This article was originally posted on Cointelegraph - an independent publication covering cryptocurrency, the blockchain, decentralized applications, the internet of finance and the next gen web.
Self-professed Bitcoin “creator” Craig Wright has agreed with a New York banker that there is “no really good reason” to ‘hodl’ Bitcoin.
Wright, who has divided the cryptocurrency community with his often provocative statements, was responding to comments by Federal Reserve Bank of New York assistant vice president Asani Sarkar during a presentation on Bitcoin.
“He is correct,” Wright wrote on Twitter after Sarkar rubbished holding Bitcoin “in and of itself.”
“Bitcoin is valuable as money, cash. As a pure settlement system, it is clumsy and inefficient.
He is correct.
Bitcoin is valuable as money, cash. As a pure settlement system, it is clumsy and inefficient. I worked for the Aust Stock Exchange in the 90s. Our systems exceeded BTC tgen for pure settlements.
— Dr Craig S Wright (@ProfFaustus) September 29, 2017
The perspective challenges a widely-held belief in the cryptocurrency community that simply hodling coins will produce better profits than short-term trading.
Nonetheless, the views contrast with recent statistics from even mainstream media, demonstrating the benefits of sitting on coins (565 percent returns) over shorting them (295 percent returns).
Wright nonetheless remains committed to his alternative to Bitcoin scaling, nChain, of which he is chief architect.
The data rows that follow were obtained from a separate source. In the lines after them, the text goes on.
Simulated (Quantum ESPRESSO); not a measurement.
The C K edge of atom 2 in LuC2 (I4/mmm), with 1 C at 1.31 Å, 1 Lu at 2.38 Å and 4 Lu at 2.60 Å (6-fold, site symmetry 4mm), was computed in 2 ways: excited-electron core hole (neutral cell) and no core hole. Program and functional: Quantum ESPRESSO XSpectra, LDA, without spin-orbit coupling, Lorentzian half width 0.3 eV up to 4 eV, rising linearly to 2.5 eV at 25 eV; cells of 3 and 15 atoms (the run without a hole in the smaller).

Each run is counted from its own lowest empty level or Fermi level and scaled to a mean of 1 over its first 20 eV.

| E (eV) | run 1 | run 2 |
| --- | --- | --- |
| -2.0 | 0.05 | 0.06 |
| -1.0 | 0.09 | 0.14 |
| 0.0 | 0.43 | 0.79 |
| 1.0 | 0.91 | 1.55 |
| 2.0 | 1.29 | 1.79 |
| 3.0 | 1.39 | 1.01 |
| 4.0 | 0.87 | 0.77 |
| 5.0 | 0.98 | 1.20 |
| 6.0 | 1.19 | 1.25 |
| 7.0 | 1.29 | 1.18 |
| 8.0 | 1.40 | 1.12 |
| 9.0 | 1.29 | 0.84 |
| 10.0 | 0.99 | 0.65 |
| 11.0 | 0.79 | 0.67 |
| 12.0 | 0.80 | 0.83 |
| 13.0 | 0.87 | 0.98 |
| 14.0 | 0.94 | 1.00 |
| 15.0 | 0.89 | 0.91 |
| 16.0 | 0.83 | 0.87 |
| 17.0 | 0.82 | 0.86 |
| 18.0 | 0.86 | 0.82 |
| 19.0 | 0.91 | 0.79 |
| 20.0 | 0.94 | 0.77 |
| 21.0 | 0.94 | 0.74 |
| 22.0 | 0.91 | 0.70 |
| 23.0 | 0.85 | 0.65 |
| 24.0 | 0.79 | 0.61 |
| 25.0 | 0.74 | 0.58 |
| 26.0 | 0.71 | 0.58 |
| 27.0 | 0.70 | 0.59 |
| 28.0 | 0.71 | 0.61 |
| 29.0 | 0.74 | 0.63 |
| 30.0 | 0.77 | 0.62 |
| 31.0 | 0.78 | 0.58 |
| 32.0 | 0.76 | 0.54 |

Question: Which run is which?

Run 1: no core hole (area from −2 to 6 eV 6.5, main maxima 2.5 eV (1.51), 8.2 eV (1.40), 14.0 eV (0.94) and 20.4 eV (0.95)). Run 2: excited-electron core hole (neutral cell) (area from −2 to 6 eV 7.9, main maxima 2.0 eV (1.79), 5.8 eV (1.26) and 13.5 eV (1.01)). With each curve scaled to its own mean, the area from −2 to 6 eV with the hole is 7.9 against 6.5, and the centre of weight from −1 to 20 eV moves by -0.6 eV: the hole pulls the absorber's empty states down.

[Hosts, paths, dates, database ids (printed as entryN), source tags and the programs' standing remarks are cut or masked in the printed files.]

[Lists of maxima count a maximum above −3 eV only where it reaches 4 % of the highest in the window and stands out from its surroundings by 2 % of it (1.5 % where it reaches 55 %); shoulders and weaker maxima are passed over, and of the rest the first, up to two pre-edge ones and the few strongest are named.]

Alternative Bitcoin scaling
This week, partnership details surfaced with Bitcoin Unlimited, in which the two parties will test 1GB blocks and transaction capacity of 3,000 per second, similar to Visa.
If successful, a release says, Bitcoin Cash will form the testbed for any changes.
“We hope our efforts with BU inspire even more Bitcoin ecosystem players to work together – rather than fight each other – to advance Bitcoin’s role as the dominant cryptocurrency,” nChain Group CEO Stefan Matthews added in a release.